[quote="Indifferently, post:2, topic:311630"]
It is all very fascinating. Religion is infused with politics and politics with religion (as it always is, in my view).
The Anglican view is that Roman Catholic and Orthodox confirmation is valid. Orthodox and Roman Catholic people wishing to be received into the Church of England need only to be 'received', which is a very simple process, merely declaring their wish to be received, and then being so.
Roman Catholics and Orthodox who have been confirmed by a Bishop need not be confirmed again. This also applies to Ordination - indeed, we have a Priest at a parish I often visit who came over from the Roman Catholic Church and he was simply given some orientation to adjust himself.
As for 'open communion', this is contentious. Canon law says that anyone baptised and subscribing to the doctrine of the Holy Trinity, and in good standing with his own Church, may receive communion. This is contrary to the rules in the Prayer Book, which states that no-one may be admitted before Confirmation (or desirous for confirmation).

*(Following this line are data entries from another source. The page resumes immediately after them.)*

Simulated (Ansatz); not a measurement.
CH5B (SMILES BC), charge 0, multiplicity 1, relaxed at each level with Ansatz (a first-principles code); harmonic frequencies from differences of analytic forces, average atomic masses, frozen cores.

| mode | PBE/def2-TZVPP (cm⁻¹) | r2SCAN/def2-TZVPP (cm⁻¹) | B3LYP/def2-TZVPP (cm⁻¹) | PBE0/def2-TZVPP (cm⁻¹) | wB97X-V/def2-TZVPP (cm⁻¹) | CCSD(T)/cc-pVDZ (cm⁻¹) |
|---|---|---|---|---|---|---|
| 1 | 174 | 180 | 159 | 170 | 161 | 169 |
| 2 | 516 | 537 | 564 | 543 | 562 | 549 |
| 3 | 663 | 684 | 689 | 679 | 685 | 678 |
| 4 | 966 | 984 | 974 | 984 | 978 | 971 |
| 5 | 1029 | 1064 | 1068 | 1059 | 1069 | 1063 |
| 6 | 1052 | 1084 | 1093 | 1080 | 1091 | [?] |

Religion and politics and the infusion of the 2 is fascinating.
Regarding confirmed Roman Catholics being received and open Communion, I can only speak from my limited knowledge regarding a couple of Episcopal churches in my part of the US. I know they require completing a preparation or foundations class for those confirmed Roman Catholics who desire to be received into the Episcopal Church. At one of the churches the weekly 1 hour class is for 6 wks. Reception into the Episcopal Church then follows when the bishop makes his annual visit to the church.
Both churches have open Communion for those baptized in the Trinitarian formula. This applies to members and visitors. One of the priests, a former Roman priest who is now a priest in the Episcopal Church, explained to me they do believe in the body and blood true presence of Christ in the Eucharist. They simply don't attempt to explain when and how this occurs as do Roman Catholics with their doctrine of transubstantiation. But rather Episcopalians just say that it is.
He said to me however that aside, no one is interrogating anyone when they come forward for Communion and if anyone feels so called to come forward, then so be it. Of the 3 Episcopal priests I've corresponded with none said anything about one's standing in their own church.